Not long ago, reports that Spanish telecom giant Telefónica was moving a big chunk of its business from Madrid to London would have been a shock for locals. With its imposing headquarters in the country’s capital, the former state-owned phone monopoly has been a major employer — and at times a source of pride as it joined the charge of other Spanish firms to expand globally in recent years.
But while Spain’s economy takes a battering during the EU’s debt crisis, Telefónica — the eurozone’s largest telecoms operator by market value — has been facing tough times. Domestic sales have been slumping, and earlier this year it slashed headcount at its Spanish unit, which is now being rolled into a European division.
Still, the company’s announcement in early September that it is launching a major digital unit in London has raised some eyebrows. “It’s a little bit nerve-wracking for Spain if its largest company is relocating centers of decision making, and high-paying jobs are going to go with them,” says Mauro Guillen, a Wharton management professor and director of the Lauder Institute. “It’s not a good omen.”
Is this the beginning of a wider trend of companies — not only in Spain, but across Europe — uprooting their businesses in response to pressures at home? Guillen says that remains to be seen.
There are some motivating factors for these kinds of moves, though. For example, on the heels of new banking reforms announced in the U.K. this month, there is talk once again — though denied by its executives — of HSBC moving its headquarters from London back to Hong Kong, where it had been founded in 1865.
Other factors making EU countries seem inhospitable for business include austerity measures that are dampening local consumption, as well as the prospect of policy makers hiking corporate taxes to plug holes in their public finances. Ireland, for one, has been coming under heavy pressure from other EU members, which accuse it of competing unfairly for foreign direct investment with its low tax rate of 12.5% — about half the regional average.
What about sovereign risk? “Companies can borrow more cheaply if they are German as opposed to Spanish, Italian or Greek. Under the current circumstances, this is becoming very important,” notes Guillen. “I don’t think this is the motivation behind [Telefónica’s] move, but it could be in the future. Then you get into a situation in which companies are essentially arbitraging across borders to get better deals with their financing.”

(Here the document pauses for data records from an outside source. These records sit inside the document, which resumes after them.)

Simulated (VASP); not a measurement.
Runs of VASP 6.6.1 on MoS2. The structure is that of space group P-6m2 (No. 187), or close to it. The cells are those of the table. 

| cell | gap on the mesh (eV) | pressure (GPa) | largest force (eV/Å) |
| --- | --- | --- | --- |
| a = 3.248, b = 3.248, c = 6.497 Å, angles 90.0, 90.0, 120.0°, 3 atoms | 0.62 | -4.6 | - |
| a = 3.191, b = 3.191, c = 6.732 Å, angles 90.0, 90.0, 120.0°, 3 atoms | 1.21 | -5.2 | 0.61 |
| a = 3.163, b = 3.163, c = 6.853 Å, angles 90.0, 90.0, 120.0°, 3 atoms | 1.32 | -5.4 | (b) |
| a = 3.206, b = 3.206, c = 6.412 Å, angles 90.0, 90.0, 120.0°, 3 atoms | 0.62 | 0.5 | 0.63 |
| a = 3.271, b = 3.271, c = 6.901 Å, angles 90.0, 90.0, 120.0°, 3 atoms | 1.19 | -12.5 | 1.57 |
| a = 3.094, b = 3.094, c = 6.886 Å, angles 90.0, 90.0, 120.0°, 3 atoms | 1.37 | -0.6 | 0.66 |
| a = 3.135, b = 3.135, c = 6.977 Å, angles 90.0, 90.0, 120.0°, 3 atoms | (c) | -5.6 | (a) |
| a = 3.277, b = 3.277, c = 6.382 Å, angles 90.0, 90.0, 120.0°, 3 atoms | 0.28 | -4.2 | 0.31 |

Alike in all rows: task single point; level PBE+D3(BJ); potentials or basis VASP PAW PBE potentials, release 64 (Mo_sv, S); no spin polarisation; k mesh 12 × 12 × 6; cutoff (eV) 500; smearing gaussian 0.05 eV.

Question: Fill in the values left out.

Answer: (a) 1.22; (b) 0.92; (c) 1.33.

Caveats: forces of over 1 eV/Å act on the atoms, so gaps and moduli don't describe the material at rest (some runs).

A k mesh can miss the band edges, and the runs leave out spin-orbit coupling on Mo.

In Telefónica’s case, a shift outside Spain had already begun before the financial crisis, including its acquisition in 2006 of U.K. mobile operator O2. The company’s new corporate structure placing its digital division in London is one step of several to help it expand in ways that it never could in Spain.
Further down the road — in, say, 10 years — the EU could be more integrated, and national boundaries will not matter as much as they do today, according to Guillen. On the other hand, he adds, “the European project [could fall] apart, and then it could become a very controversial thing” for companies to play one EU country against another.
But in the near term, Guillen says there could be reason for optimism as companies in countries like Spain increasingly go global. That includes Telefónica and its new digital division, which will reportedly have up to 2,500 employees. “I don’t have the data, but I have a suspicion that they would be relocating quite a few managers from Spain, and that’s not a bad thing,” he says. “It will be good for those managers, and it would arguably be good for the company because [Telefónica] would have a larger set of managers with international experience.” All told, “there are negative aspects to be sure, but there are also some positive ones. I don’t know what the net effect will be, but we should look at both sides of the balance sheet here.”